The leader of Iraq's largest Shiite Muslim political organization joined the country's most revered and powerful Shiite cleric Saturday in a strong public push for voter support of a new constitution, three weeks ahead of a national referendum.
"It is our religious duty to say 'yes' to the constitution and to go to the ballot boxes," Abdul Aziz Hakim, head of the Supreme Council for the Islamic Revolution in Iraq, told more than 2,000 supporters gathered in Baghdad to mark a 1991 Shiite uprising that was crushed brutally by President Saddam Hussein.
The appeal added a key voice of support two days after Grand Ayatollah Ali Sistani also directed followers to back the charter. Shiite solidarity is essential if the constitution is to pass in the Oct. 15 vote. If two-thirds of voters in any three of Iraq's 18 provinces reject the document, a new government must be formed and the process of writing the constitution started over.

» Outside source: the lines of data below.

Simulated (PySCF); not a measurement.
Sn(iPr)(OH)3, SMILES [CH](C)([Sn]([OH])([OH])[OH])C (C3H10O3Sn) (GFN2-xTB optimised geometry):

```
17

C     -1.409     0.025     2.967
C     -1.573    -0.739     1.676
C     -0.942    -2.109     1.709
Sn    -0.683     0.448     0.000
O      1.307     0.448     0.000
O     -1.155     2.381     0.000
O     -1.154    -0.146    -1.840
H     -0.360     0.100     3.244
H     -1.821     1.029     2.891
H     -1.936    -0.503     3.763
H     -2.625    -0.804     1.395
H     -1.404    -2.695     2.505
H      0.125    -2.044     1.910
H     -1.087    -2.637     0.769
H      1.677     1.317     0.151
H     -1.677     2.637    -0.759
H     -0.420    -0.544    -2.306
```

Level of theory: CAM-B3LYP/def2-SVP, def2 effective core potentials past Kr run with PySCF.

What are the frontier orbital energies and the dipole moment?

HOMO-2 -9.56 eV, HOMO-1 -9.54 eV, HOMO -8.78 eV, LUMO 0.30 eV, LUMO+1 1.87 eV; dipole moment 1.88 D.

Minority Sunni Arabs are dominant in four provinces and could defeat the new charter. On Saturday, Sunni clerics and tribal leaders expressed optimism they could do just that.
The Sunnis concluded a three-day meeting -- held in Amman, Jordan, for security reasons -- with a communique urging a no vote "if the constitution's main points on Iraq's unity and Arab identity are not rectified, as well as articles related to political and racial segregation."
Meanwhile, car bombers killed five Iraqis in and near Baghdad.
In Basra, the country's southern oil hub and headquarters for British forces in Iraq, an Iraqi judge said he renewed homicide arrest warrants for two undercover British soldiers who allegedly killed an Iraqi policeman who was trying to detain them last week.
The British government said the warrants had not been delivered and, regardless, were illegal. "Iraqi law is very clear: British personnel are immune from the Iraqi legal process. They remain subject to British law. Even if such a warrant was issued, it would therefore be of no legal effect," Defense Secretary John Reid said in London.
The two Britons were freed from jail Monday by British troops who used armor to crash through the prison walls. In a sign of continuing tensions and Iraqi fury over the British operation, Katyusha rockets were fired at U.S. and British facilities in the city Saturday. There were no casualties, police Capt. Mushtaq Khazim said.
Three more rockets were fired at the Shatt al Arab Hotel, headquarters of the British army, he said. One hit the building without causing casualties. The two others hit nearby homes, wounding a resident, Khazim said.